I was wondering if anyone had experience with using combinations of FPGA based CPUs and surrounding logic to perform iterative algorithms. For instance, if we want to implement different types of more complex computer vision algorithms in an embedded system, we may wish to use the parallelism of an fpga to do multiple parts of a 2d convolution or matrix operation in parallel. While the FPGA may be able to handle the number crunching requirements of a given algorithm, it seems to me to be ill suited to handle the iterative (often non-systolic) nature of many advanced image processing algorithms. Often more complex computer vision algorithms seem to be too complex to be handled solely by FPGA based logic.
I was thinking of the case were we have an FPGA connected directly to a video source, and data is flowing into the system at some fixed rate. We may wish to process this data at several scales, and iteratively search the low scales up to the higher ones until we have found features of interest in the video stream. Perhaps we wish to mark those features by altering pixels in their local neighborhood.
We may need to iteratively process multiple scales of image data and buffer the original video frame in off-FPGA DRAM, since there will not be enough on-FPGA BRAM to store full images. Once we find the region of interest, we may then wish to retrieve the original to be marked and then sent off as output video. A good example of this process might be, say, face detection.
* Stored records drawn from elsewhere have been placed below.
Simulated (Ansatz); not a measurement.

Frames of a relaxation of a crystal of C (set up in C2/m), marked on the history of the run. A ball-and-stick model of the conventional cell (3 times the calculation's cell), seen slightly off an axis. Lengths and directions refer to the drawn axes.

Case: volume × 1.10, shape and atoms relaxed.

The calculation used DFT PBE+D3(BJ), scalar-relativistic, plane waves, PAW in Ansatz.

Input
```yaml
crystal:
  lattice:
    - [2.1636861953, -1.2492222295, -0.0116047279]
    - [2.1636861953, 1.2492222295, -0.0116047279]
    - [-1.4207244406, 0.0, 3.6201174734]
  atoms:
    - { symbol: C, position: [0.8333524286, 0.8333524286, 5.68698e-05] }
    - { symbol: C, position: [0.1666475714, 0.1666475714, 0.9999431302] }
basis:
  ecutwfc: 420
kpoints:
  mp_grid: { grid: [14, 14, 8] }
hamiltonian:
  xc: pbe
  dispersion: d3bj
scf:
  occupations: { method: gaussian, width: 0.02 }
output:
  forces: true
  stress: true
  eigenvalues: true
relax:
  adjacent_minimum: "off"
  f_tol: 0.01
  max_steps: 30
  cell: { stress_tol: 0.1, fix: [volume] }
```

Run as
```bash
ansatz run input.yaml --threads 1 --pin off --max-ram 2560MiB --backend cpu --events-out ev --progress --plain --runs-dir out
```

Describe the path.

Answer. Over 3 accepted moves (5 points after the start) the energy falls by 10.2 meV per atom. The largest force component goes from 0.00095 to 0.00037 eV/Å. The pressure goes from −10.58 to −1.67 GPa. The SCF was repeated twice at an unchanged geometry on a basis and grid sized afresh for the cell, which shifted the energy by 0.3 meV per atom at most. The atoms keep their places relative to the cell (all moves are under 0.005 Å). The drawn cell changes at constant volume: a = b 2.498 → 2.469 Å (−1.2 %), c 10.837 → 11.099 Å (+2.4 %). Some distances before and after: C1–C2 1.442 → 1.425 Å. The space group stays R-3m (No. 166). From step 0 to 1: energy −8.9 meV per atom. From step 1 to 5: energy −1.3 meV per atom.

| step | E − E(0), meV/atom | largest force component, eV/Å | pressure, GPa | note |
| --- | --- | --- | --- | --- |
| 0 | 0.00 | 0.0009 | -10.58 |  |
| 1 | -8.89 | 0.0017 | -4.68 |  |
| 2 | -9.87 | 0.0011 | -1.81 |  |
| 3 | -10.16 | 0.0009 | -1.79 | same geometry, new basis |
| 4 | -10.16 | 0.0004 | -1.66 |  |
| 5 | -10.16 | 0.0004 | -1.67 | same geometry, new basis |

It seems to me that the iterative nature of these kinds of algorithms needs to be handled by a combination of CPU and FPGA logic. The FPGA handling the number crunching and parallel data paths, and the CPU handling the notion of when to iterate, or when to stop, or in general, what decision to take next based on the results of the FPGA's number crunching. The CPU could be built from programmable logic, or placed off-FPGA.
Does anyone have experience with this kind of thing, or know of somewhere I might be able to find more information about optimal ways of coupling heterogenous processors?
I am aware of Altera's C2H compiler, but have not used it, and don't know how optimally it combines FPGA/CPU resources. I might be in the market to hire a consultant, if one were knowledgeable in this area.